Charting the Course for
Climate and Ocean Research



By Nico Caltabiano
Deputy Executive Director
International CLIVAR Project Office



The year of 2016 was the celebration of CLIVAR’s (Climate and Ocean: Variability, Predictability and Change Project) 25 years of success. CLIVAR is the World Climate Research Programme’s core project on climate and the ocean, addressing key questions of climate variability, predictability and change. Addressing these questions requires international coordination that takes into account the ongoing changes in the climate system, as well as an evolving political framework dealing with these changes. During these 25 years, CLIVAR has provided fundamental knowledge about the characteristics and dynamics of mechanisms of variability in the coupled climate system. CLIVAR scientists have been instrumental in the development of ENSO (El Niño Southern Oscillation) seasonal prediction systems and pioneered initialized decadal predictions. Originally as part of CLIVAR, the developments of coupled models contributed significantly, through the development of coupled climate modeling capabilities and of climate model intercomparison projects, to the understanding of the response of the climate system to anthropogenic increases in radiatively active gases and changes in aerosols.

CLIVAR Open Science Conference
The main activity in the past year was the organization of the CLIVAR Open Science Conference (OSC) in Qingdao, China. The OSC was hosted by the Qingdao National Laboratory for Marine Science and Technology (QNLM) and had more than 600 scientists from 47 countries. The Scientific Organizing Committee developed a program designed to maximize opportunities to share ideas, foster collaborations and develop future plans. The objectives of the CLIVAR Open Science Conference were: to review progress toward improved understanding of the dynamics, interaction and predictability of the coupled ocean-atmosphere system; to shape ideas to meet emerging ocean and climate science challenges; to engage with the future generation of climate scientists; to identify key climate research and stakeholder issues; and to develop and strengthen collaborations across nations, disciplines and age groups and promote integrative studies.
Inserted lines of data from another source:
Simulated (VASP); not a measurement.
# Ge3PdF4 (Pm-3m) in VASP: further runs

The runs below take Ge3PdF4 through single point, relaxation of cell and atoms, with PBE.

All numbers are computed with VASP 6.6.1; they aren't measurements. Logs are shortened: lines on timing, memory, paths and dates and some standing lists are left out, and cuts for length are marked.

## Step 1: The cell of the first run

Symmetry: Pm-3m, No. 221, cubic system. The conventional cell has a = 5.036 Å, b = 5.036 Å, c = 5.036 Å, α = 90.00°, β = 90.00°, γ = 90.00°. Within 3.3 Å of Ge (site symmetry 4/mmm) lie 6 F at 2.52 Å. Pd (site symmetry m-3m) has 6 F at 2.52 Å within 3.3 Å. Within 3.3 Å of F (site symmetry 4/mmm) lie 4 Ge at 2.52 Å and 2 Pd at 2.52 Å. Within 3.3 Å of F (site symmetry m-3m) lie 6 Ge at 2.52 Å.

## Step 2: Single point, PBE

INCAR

Over the five-day period scientists showcased the major advances in climate and ocean research since the first CLIVAR Conference in 2004 and argued for continued efforts to improve our observational records (including paleo), models, process understanding and our ability to communicate scientific discoveries and their implications and translate knowledge into useful information. The presentations covered scales ranging from a centimeter to a global scale and from hours to decades and longer. Throughout the conference the value of cross-disciplinary integration and international cooperation was emphasized. Critical issues addressed included the impacts of a warming ocean on future climate, regional variations in ocean and climate warming, the respective contributions of thermal expansion and melting ice to sea level rise, the connections between the oceans and the global water and energy cycle, the changes taking place deep in the ocean, and the consequences of excess carbon on sea life.


CLIVAR Early Career Scientists Symposium
One of the important aims of the conference was to engage the future generation. Jointly with the OSC, CLIVAR successfully organized an Early Career Scientists Symposium (ECSS), hosted by China’s First Institute of Oceanography (SOA/FIO). More than 120 students and early career scientists participated in the symposium. Participants enjoyed an informal atmosphere, while discussing in groups the key research challenges that the scientific climate community face at the moment and highlighting the need for international science collaboration. They also discussed the best ways to engage potential stakeholders with their scientific information and suggested their vision for the future of CLIVAR.

The conference injected an amazing degree of enthusiasm about CLIVAR’s research and fortified the notion that CLIVAR will be critical to meet society’s needs for climate information. International cooperation of the type that CLIVAR fosters will continue to be indispensable to developing the human capacity and infrastructure that underpins all major scientific breakthroughs.

The conference and the ECS symposium certainly helped in passing on the enthusiasm for CLIVAR and its science to the next generation, whose excitement is a promise for a very bright future.


New CLIVAR Science
CLIVAR’s research is guided by and organized around three main science challenges: determining mechanisms of climate variability, climate change and climate sensitivity; quantifying fundamental physical processes that need to be properly represented in climate models; and identifying the ocean’s role in climate predictability with implications for extreme events. These are long-standing challenges that motivated CLIVAR initially. And while substantial progress has been made important questions remain, along with newly emerging ones.

One of the expected outcomes of CLIVAR research is the development of improved predictive capability of climate and climate change for the benefit of society. CLIVAR is developing a new Science Plan in consultation with its wider community. The plan will be updated on a continued basis to take into account newly emerging challenges and demands from the science community and nations worldwide.


Conference on Regional Sea Level Changes, Coastal Impacts
To meet urgent societal needs for useful information on sea level, the World Climate Research Program (WCRP) has established the theme “Regional Sea Level Change and Coastal Impacts” as one of its cross-cutting “Grand Challenge” (GC) science questions. The GC Sea Level has designed and developed an integrated interdisciplinary program on sea level research ranging from the global to the regional and coastal scales. Eleven years after the first WCRP sea level conference took place in Paris in 2006, and three years after the last AR5 report, WCRP, jointly with the Intergovernmental Oceanographic Commission of UNESCO (IOC), is organizing for July 10 to 14, 2017 in New York, New York, an international conference on sea level research that will address the existing challenges in describing and predicting regional sea level changes and in quantifying the intrinsic uncertainties. The conference (www.sealevel2017.org) will attempt to link large-scale sea level information to coastal areas, address societal implications of those changes to coastal communities, and discuss feedback of societal actions on coastal sea level.